Hampshire attorney consents to disbarment

By Lawrence Smith | Mar 6, 2009

CHARLESTON -- In the midst of both ethical and criminal charges filed against him for embezzling money from former clients, a suspended Hampshire County attorney has voluntarily surrendered his law license.

The state Supreme Court on Feb. 26 ordered that the law license of Donald P. Cookman be annulled. The Court's order shows the Lawyer Disciplinary Board, the prosecutorial arm of the state Bar, petitioned for the annulment on Jan. 28 after Cookman voluntarily consented to be disbarred.

In West Virginia, an annulment is an automatic five-year prohibition from practicing law.

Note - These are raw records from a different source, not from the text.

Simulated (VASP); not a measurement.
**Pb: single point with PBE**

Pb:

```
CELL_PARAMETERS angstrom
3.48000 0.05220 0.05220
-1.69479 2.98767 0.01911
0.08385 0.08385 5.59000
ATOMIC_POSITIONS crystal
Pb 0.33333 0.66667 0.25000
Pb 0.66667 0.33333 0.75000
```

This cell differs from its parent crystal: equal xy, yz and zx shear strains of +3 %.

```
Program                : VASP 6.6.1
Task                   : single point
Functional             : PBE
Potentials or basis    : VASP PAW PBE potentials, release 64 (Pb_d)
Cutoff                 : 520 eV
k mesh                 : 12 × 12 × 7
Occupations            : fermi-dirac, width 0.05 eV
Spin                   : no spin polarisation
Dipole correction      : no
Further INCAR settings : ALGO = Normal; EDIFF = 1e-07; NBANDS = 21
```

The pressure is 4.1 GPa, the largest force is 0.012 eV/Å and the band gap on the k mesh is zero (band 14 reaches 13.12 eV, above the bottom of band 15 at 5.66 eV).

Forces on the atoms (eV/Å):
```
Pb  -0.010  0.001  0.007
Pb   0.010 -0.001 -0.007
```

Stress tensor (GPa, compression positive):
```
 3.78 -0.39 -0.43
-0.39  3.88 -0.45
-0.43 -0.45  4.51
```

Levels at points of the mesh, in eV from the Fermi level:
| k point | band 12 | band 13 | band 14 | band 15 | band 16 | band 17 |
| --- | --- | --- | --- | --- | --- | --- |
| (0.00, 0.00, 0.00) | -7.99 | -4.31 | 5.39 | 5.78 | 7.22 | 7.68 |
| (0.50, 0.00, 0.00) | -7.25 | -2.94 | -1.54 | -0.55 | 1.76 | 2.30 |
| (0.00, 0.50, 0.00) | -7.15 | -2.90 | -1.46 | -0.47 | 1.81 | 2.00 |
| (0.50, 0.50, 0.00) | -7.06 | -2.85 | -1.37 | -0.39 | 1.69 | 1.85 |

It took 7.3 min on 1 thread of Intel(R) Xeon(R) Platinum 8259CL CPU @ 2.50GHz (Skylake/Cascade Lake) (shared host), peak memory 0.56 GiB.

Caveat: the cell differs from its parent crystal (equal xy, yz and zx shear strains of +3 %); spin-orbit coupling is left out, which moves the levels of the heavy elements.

The annulment comes five months into a one-year suspension Cookman was serving by previous order of the Court. The suspension was punishment for a nine-count statement of charges filed against Cookman by the Office of Disciplinary Counsel, the Bar's investigative arm on Aug. 21, 2007 after finding merit to complaints lodged by 11 of his former clients.

A statement of charges acts as an indictment for disciplinary purposes.

Records show a month after the Court ordered his suspension, ODC filed a new statement of charges against Cookman. In its statement, ODC alleged Cookman committed 10 violations of the Rules of Professional Conduct in the cases of five former clients.

According to the statement, Cookman, 41, of Romney, was charged with violating a combination of Rules pertaining to diligence, communication, safekeeping of property and answering an investigative inquiry in the cases of Todd P. Davis, Anna G. Fuller, John B. Arndt, Cynthia J. Kessell and Marion D. Herriott. In the latter case, ODC alleged that Cookman "improperly and illegally" converted $151,199.86 belonging to Herriott that she entrusted to Cookman via her power-of-attorney, Cheri Beverage, from the settlement in an investment scam.

The money he pocketed from Herriott's account, records show, is the lion's share of nearly $180,000 he embezzled from Herriott and two other clients. Last month, Cookman was charged in Hampshire Magistrate Court with three counts of embezzlement and four counts of forgery.

According to court records, two of the forgery charges stem from the 2007 statement of charges where Cookman forged the signature of Grant Circuit Judge Andrew M. Frye on fake judgments awarded to two clients, Walter O. Johnson and James C. Buckley, totaling $1.1 million.

A preliminary hearing on the criminal charges is pending the outcome of March 26 meeting scheduled between Cookman, his attorney and Jefferson County Prosecutor Ralph Lorenzetti, who has been assigned as a special prosecutor to the case.